I know I keep coming back to the Online Corpus of Mycenaean and Minoan Seals, and posting images of these tiny Aegean treasures, but they're so fascinating. The first thing I notice when browsing the archive is that the motifs differ according to location. Mazes are most prevalent at Knossos (though by no means the only motif used in Knossian seals). Depictions of animals such as deer, griffins, and lions dominate at Mycenae. Phaistos seals feature more patterns than depictions of animals or human figures, though I should note that the motifs from Phaistos also feature on seals found in other locations.
Abstract flower motifs.
A motif I like to call Waffle Cone, because they resemble the pattern on ice cream cones. I'm sure there's a technical term.
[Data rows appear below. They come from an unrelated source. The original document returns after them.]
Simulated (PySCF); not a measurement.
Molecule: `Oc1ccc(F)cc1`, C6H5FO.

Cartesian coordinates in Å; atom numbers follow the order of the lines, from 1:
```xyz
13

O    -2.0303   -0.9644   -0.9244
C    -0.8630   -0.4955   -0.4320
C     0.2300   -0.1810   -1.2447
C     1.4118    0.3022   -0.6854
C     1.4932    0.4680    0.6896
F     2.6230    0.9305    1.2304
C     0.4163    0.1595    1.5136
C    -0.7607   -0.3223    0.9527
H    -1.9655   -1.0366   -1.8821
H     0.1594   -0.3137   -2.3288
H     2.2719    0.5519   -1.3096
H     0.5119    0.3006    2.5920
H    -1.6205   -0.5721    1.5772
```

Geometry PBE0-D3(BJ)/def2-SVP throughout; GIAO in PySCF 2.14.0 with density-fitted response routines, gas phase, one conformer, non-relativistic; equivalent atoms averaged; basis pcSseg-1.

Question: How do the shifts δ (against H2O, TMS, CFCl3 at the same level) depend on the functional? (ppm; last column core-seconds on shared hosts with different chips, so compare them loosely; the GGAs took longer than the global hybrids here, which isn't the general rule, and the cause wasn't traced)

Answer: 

A lovely variation on the spiral motif. There are several of these that were excavated from Phaistos. They've been found at Knossos and Agia Triadha, also, and on the mainland.
A question I have about Aegean seal stones is how people acquired them. Seals from the Mesopotamian and Anatolian world differ in that they were often inscribed with the owner's name; you don't see that among the Minoans and Mycenaeans. I imagine the very elite must have commissioned the elaborate seals with the goddesses and griffins and scenes of worship; there was no separation of church and state in the Bronze Age, so the seals could have belonged to members of the royal family as easily as they might have belonged to full-time priests or priestesses.
Yet did lower-ranking officials commission seals, or did they go to the agora to choose something from the trays of ready-made seals? It seems like there must have been lapidaries mass-producing these items, otherwise there wouldn't be so many identical waffle-cone patterns and tic-tac-toe motifs in the Minoan world and lions, deer, and bulls in the Mycenaean.
I will be posting in the near future some motifs from seals found at Mycenae.